What is the most important lesson you would teach an emerging and impressionable graphic design student in relation to their approach to typography?

Sit and actually read what you’re designing.

You once said that Comic Sans should ‘never to be let out again’. Can you see a time when it will come back in an ironic modern- retro-hipster-cool way? Think the revival of moustaches, Helvetica, Casio watches, old Nokias etc…

Like I say, everything has its time in the sun (and that goes for all of us). Every typeface has a purpose, no matter how seemingly pointless. Typography is about appropriateness not fashion, and sometimes it’s appropriate to be fashionable.

What is one tip you would give to the average office worker who has no idea about type, but uses it daily in presentations, office posters, mail-outs and so on?

Put on a voice that suits the typeface you’re using and read out the text aloud. If it’s how you want it to sound, then you’re doing OK.

You have been a lecturer in typography since 1991, and a past student of yours recently said that he was ‘blessed’ to have you at RMIT. Could you please talk some more about your commitment to and passion for lecturing/teaching?

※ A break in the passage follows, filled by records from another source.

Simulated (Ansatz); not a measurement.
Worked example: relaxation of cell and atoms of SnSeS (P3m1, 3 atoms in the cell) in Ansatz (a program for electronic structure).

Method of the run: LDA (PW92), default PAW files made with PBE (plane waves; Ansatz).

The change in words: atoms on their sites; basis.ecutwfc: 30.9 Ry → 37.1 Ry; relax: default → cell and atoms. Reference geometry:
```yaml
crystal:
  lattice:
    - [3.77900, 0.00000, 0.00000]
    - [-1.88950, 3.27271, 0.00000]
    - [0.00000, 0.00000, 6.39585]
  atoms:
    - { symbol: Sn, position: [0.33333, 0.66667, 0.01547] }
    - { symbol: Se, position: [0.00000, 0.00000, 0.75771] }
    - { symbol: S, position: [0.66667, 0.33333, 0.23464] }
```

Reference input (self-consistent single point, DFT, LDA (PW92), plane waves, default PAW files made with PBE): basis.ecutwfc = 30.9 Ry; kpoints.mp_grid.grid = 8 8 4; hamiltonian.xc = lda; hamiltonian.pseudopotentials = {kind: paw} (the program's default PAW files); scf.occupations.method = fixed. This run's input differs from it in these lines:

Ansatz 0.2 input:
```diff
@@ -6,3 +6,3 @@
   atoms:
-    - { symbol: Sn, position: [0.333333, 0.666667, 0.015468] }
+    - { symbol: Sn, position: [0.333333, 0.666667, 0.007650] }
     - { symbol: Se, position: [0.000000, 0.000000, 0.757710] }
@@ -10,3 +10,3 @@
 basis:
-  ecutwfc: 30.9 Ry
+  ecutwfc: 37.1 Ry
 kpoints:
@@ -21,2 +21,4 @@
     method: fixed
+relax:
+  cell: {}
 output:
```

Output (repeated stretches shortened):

I’ve been practising and teaching for the same number of years, and that is no coincidence. Teaching, research and inquiry have always been an essential part of how the studio operates. Being a hybrid in this way has a lot of benefits. It’s great to see more design research in the graphic design field, closing the split between the ‘industry’ and the ‘academy’. Having said that, we have two current threats to this – an academic shift towards over-qualified design lecturers with very little exposure to practice, and some private design colleges running short-term software courses marketing themselves as graphic design schools.

Earlier this year a rescue fund organised by California Governor Arnold Schwarzenegger succeeded in saving the iconic Hollywood sign from developers.What typographic icons in your hometown of Melbourne (or Australia), do you think must never be taken down, and why?

There are many – in fact too many to name. For the book I am currently writing we have been researching hundreds of typographic sites – the more you look the more you find. Not that I want to sound too Melbourne-centric, but we do have a lot of them here. It was so sad that Sydney lost Sharpies a few years ago. I’d stand there for ages transfixed by that neon loop. I’m hoping that with the ‘mainstreaming’ of public interest in letters, we can have such sites protected under a new category – typographic significance. You’ve always got to have a dream.